What is soil?

Soil is the “skin” that covers most of the land on the earth. It is the result of erosion (weathering) of rock, or the deposition of sediments by wind, water or gravity.

Soil is composed of different combinations of minerals in small particles of three main sizes:

CLAY particles (the smallest) and SILT particles, both of these are less than 0.075mm in diameter – too small to see or feel individual particles.

SAND particles 0.075mm to about 2.0mm in diameter (sand can be fine, medium or coarse).

There are also gravels, cobbles and boulders which make up soil, but we are interested here in the three main particles: SAND, SILT and CLAY. Depending on the proportion of each of these particles, the soil is described as a CLAYEY soil, SANDY soil etc.

Why have soil testing?

For the protection of your investment:

For a small sum you can protect, possibly, the largest investment of your life. Without the right foundations, buildings can move and walls can crack. Why risk the expense for the cost of a soil test? Problems can be discovered prior to purchase or building. Being aware of any problems will enable you to determine future costs and help you to make vital decisions about the suitability of the land for building. This is a better alternative to finding problems after purchase of land or after building has commenced.

About soil testing:

A Drill Rig and other equipment are used to collect information and samples at various levels on the site. Samples are taken to the laboratory for testing. A detailed report and summary of data is prepared. This is used by the engineer to design the foundations in accordance with Australian Standards. This design will match the site conditions, give you peace of mind yet will reduce the risk of over design thus saving you money.

More about soil testing:

Soil Testing is an essential part of foundation design. Foundations are vital to the integrity of every structure being the interface with the soil or rock below. Soil has a variety of properties which can vary from place to place and from layer to layer even within the limits of the proposed structure. At times soil characteristics can change considerably within a small area. Weather, climatic changes, and site management can, in the future, affect the bearing qualities of the soil. Putting it simply, if the foundations are not designed to the carrying capacity of the soils then they will fail and so will the building.

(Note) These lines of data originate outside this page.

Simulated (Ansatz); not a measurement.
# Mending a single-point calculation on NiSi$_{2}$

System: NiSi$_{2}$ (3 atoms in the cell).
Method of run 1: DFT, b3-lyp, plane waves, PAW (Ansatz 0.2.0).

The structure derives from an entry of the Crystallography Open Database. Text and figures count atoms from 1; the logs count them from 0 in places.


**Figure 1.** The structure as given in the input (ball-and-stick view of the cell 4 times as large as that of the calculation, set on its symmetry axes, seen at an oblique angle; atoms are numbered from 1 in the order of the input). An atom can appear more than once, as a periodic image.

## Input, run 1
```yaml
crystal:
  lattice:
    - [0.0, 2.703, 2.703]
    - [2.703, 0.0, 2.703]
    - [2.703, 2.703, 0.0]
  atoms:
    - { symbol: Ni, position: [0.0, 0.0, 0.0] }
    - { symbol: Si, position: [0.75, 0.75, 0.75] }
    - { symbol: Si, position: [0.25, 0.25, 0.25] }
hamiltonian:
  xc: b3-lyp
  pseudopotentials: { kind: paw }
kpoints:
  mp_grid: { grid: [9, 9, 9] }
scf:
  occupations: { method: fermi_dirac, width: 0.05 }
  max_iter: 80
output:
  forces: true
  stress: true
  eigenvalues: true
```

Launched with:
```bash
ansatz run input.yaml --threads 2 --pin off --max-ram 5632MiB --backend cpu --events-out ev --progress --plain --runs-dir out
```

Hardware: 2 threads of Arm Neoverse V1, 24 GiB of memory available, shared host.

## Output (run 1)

Who needs to get a soil test?

In short – anyone starting a new building . The main reason a soil test is needed is to identify the soils that exist on a site and to predict the way these soils are going to behave. Some of the soils around Geelong for example are notoriously bad – in fact some of the worst soil and foundation problems in Victoria occur in Geelong. That is why you need an experienced consultant to correctly identify any potential problems before you start work.

How is a soil test done?

A skilled geotechnical consultant can usually gain all the information he/she needs by digging into the soil and carrying out some simple field tests. The ability to correctly identify the soil comes with training and experience. Often soil samples are collected and subjected to various laboratory tests in order to determine soils types or behaviour predictions. The soil samples can be collected in a variety of ways, including by hand auger, drill rig or backhoe.

Other equipment or tests you may see referred to include: VANE SHEAR APPARATUS – used to measure the cohesion of clay soil, hence calculate its strength and bearing capacity. PENETROMETER TEST or DCP (dynamic cone penetrometer) – used to measure the density of sandy soils so that the strength and bearing capacity can be determined. LINEAR SHRINKAGE, CORE SHRINKAGE, and LIQUID LIMIT TESTS – these are all tests to measure the properties of soil in the laboratory and help to predict its behaviour on a site.

Why is reactivity important? and what is the soil classification?

For clarity and consistency, an Australian Standard (AS 2870) has been written to help in the description of soils. All soils are CLASSIFIED depending on their behaviour.

CLAY soils are classified as being:

SLIGHTLY REACTIVE     Class S

MODERATELY REACTIVE     Class M

HIGHLY REACTIVE     Class H

EXTREMELY REACTIVE     Class E

Once the classification has been made, then a footing to suit the site can be chosen. (The footing is that part of the building that rests on the foundation – that is, the soil). The more reactive a soil, the stronger the footing that is needed to resist the shrinking and swelling movement as the clay becomes wet or dry. If the soil movement is not resisted, then building movement and damage may occur.

Why is the description of the soil important?

The three main soil types each behave differently.

CLAYS because of their very small particle size are sensitive to variations in moisture content, they absorb a huge amount of water and SWELL in the process and if the water is removed they SHRINK. This shrinking and swelling is called REACTIVITY.Different types of clays have different degrees of reactivity. The clay particles also stick together and they are said to have cohesion, this is what gives clays their strength.

SANDS do not shrink or swell and do not absorb much water, their strength is derived from friction between the particles which can be altered by the addition or removal of moisture.

SILTS have some of the properties of clay and some of sand. Pure silt is rare but it often occurs with other soils eg. silty clay or silty sand. The addition of silt changes the behaviour of sands and clays. The design of the building’s footings (and some aspects of the building itself) depends on the soil type, thus it is important to correctly identify what type of soil exists on a site where a building is proposed.